Volcanic ash cloud still causing havoc for Irish airports
Irish airspace was due to open this morning but it's reopening has been postponed until at least 1 pm today.
The postponement is due to the renewed eruption of the Icelandic volcano Eyjafjallajokull.
The Irish Aviation Authority (IAA) has said that Ireland is one of the core areas that will be affected by the volcanic ash cloud.
"There will be no commercial flights departing Ireland prior to 1p.m. An update will be provided mid morning but the restrictions may well be continued to a later time." said the IAA.
Shannon airport is to open at 1 p.m. local time, while Dublin may open at 7 p.m., while a decision will be taken during the day about Cork airport.
The Dublin Airport Authority (DAA) has asked all passengers to contact their airlines, and said that the air ban may extended.
Aer Lingus has been forced to cancel all flights today, the airline estimates that the canceling of flights will cost the company between $20million and $27million.

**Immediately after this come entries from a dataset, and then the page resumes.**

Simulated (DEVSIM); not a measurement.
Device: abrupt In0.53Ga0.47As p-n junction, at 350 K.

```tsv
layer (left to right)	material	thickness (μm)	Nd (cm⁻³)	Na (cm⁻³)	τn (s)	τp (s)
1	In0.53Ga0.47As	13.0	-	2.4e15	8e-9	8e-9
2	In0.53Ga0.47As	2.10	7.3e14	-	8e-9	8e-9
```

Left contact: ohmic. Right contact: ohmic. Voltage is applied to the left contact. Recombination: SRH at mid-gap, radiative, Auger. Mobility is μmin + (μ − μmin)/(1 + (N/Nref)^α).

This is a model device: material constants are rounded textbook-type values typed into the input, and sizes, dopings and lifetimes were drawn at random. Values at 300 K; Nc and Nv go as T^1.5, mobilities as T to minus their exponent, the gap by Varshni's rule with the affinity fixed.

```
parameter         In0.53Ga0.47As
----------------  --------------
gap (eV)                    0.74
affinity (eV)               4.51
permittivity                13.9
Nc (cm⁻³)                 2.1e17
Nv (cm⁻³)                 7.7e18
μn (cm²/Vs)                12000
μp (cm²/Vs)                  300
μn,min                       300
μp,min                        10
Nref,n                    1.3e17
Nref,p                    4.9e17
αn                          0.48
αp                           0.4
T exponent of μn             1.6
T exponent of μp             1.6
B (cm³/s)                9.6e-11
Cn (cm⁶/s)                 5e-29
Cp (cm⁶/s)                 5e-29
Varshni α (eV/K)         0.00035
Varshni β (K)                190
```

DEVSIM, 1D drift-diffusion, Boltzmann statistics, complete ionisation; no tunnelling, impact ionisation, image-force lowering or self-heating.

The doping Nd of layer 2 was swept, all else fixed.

Some 45 percent of European flights will run as scheduled with up to 60 percent returning tomorrow.
Northern Europe is locked down until tomorrow afternoon.
Paris has reopened and the first flight since Thursday is expected today.
Regulators have stated that it may take several days for normal air traffic to resume in newly reopened airports.
Test flights carried out by several European airlines have found that the volcanic ash cloud's density has reduced significantly.
The ash cloud has led to the cancellation of over 60,000 flights.
EU transport ministers held a video conference yesterday and decided to gradually reopen European airspace.
They have divided Europe into open, closed and restricted zones.
Ireland's Meteorological office has said that the volcano is now emitting more lava than ash.
However recent eruptions have sent a cloud of ash 5km into the atmosphere.
They will reassess the situation in the evening.
The UK, Ireland, western Germany and the Benelux countries are the worst affected by the volcanic ash.
Ireland's Minister for Transport Noel Dempsey said he hoped in the coming days, that everything would return "as near to normality as possible."
Dempsey said that aircraft "won't be allowed up if there's any danger at all to passengers."
Tourism Ireland announced that it was losing 16,000 overseas visitors for each day airspace was closed.